On Wed, Jul 28, 2021 at 05:01:41PM +0800, brookxu wrote:
> diff --git a/block/blk-merge.c b/block/blk-merge.c
> index a11b3b5..86ff943 100644
> --- a/block/blk-merge.c
> +++ b/block/blk-merge.c
> @@ -348,6 +348,8 @@ void __blk_queue_split(struct bio **bio, unsigned int *nr_segs)
>  		trace_block_split(split, (*bio)->bi_iter.bi_sector);
>  		submit_bio_noacct(*bio);
>  		*bio = split;
> +
> +		blk_throtl_recharge_bio(*bio);

Can you rename this blk_throtl_charge_bio_split()?
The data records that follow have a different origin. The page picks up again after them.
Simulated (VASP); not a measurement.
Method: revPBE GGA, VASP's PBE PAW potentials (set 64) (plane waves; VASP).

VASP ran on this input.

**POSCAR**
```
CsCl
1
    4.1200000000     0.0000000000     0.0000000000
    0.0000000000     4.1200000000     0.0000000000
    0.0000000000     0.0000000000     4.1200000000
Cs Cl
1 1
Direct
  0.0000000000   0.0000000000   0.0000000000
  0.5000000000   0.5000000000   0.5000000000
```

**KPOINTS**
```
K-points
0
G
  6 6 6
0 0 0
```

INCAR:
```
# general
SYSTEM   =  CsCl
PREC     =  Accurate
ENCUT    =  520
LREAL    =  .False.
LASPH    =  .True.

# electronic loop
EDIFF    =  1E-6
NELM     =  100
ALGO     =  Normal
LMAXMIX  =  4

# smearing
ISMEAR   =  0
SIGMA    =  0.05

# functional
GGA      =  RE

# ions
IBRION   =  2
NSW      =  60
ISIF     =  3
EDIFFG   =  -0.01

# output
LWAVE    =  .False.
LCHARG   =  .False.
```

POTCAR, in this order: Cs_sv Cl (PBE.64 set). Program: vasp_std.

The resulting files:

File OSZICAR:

> @@ -524,6 +537,11 @@ static struct blkg_policy_data *throtl_pd_alloc(gfp_t gfp,
>  	tg->idletime_threshold = DFL_IDLE_THRESHOLD;
>  	tg->idletime_threshold_conf = DFL_IDLE_THRESHOLD;
>  
> +	atomic_set(&tg->io_split_cnt[0], 0);
> +	atomic_set(&tg->io_split_cnt[1], 0);
> +	atomic_set(&tg->last_io_split_cnt[0], 0);
> +	atomic_set(&tg->last_io_split_cnt[1], 0);

We likely don't need these. pd's zeroed on allocation.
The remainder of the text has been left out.